Last week Microsoft lackey Brier Dudley commented on how Jobs was “getting too big for his breeches“. Macalope countered his arguments effectively. I want to draw attention to Brier’s principal argument, which was that Jobs has become so arrogant that he’s decided to ignore the law:
he’s been flippant about U.S. trademark protection, accounting standards, securities regulators and European antitrust enforcers … After ignoring Cisco’s trademark on the term “iPhone,” Apple called the resulting lawsuit “silly.”
It turns out that even Cisco CEO Chambers thought the lawsuit was silly (his term was “minor skirmish”). Anyway, it looks like the infraction was indeed much ado about nothing – perhaps suggesting that Cisco did not have a very strong case.
Brier claimed that the “new” Microsoft is humble and would never stray into arrogant territory again:
Microsoft emerged intact but humbled, with a different culture, a new chief executive and lawyers watching every move.
So, maybe he can explain this to us:
In November, Microsoft’s Internet-based business software, Office Live, became generally available in the U.S., with such features as customer management tools, e-mail accounts and Web site building and hosting.

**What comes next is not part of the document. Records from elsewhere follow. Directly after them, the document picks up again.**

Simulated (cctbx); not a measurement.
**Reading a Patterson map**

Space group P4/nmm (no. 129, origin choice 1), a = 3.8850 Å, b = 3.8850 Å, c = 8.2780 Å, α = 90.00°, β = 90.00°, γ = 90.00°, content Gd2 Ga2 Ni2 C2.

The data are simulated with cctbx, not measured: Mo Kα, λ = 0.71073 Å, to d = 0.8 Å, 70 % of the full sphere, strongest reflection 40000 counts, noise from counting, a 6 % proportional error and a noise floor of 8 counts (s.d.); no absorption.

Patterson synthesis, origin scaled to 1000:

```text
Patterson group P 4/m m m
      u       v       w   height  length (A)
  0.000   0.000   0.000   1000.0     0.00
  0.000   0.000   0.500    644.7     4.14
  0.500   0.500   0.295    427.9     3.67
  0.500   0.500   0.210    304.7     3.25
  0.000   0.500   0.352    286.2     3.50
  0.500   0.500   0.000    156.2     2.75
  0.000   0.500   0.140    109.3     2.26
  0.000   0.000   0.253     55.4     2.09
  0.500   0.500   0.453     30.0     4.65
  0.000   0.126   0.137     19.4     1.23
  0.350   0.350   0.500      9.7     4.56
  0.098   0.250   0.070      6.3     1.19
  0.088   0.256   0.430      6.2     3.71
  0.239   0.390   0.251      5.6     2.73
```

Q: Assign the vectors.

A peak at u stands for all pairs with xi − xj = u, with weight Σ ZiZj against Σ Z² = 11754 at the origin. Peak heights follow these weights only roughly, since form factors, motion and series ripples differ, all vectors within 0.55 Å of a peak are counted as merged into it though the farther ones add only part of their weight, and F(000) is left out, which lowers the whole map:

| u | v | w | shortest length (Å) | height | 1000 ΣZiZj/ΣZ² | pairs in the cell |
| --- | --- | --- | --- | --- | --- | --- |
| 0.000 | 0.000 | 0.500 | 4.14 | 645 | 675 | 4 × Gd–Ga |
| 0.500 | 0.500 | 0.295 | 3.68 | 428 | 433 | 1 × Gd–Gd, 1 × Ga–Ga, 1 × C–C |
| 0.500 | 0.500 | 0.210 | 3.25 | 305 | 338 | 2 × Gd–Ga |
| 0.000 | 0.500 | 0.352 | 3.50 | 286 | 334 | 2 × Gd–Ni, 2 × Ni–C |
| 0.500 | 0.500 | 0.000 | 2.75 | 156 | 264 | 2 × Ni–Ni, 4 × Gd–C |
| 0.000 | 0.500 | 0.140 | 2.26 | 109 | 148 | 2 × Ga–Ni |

Office Live, based in the Los Angeles area, registered the “Office Live” trademark in 2002. It initially filed its lawsuit against Microsoft in December in U.S. District Court in California but agreed to withhold serving the suit to allow the companies to pursue settlement negotiations.
Brier, you told us that they would never do anything like this. What will we tell our children about the new, humbler Microsoft?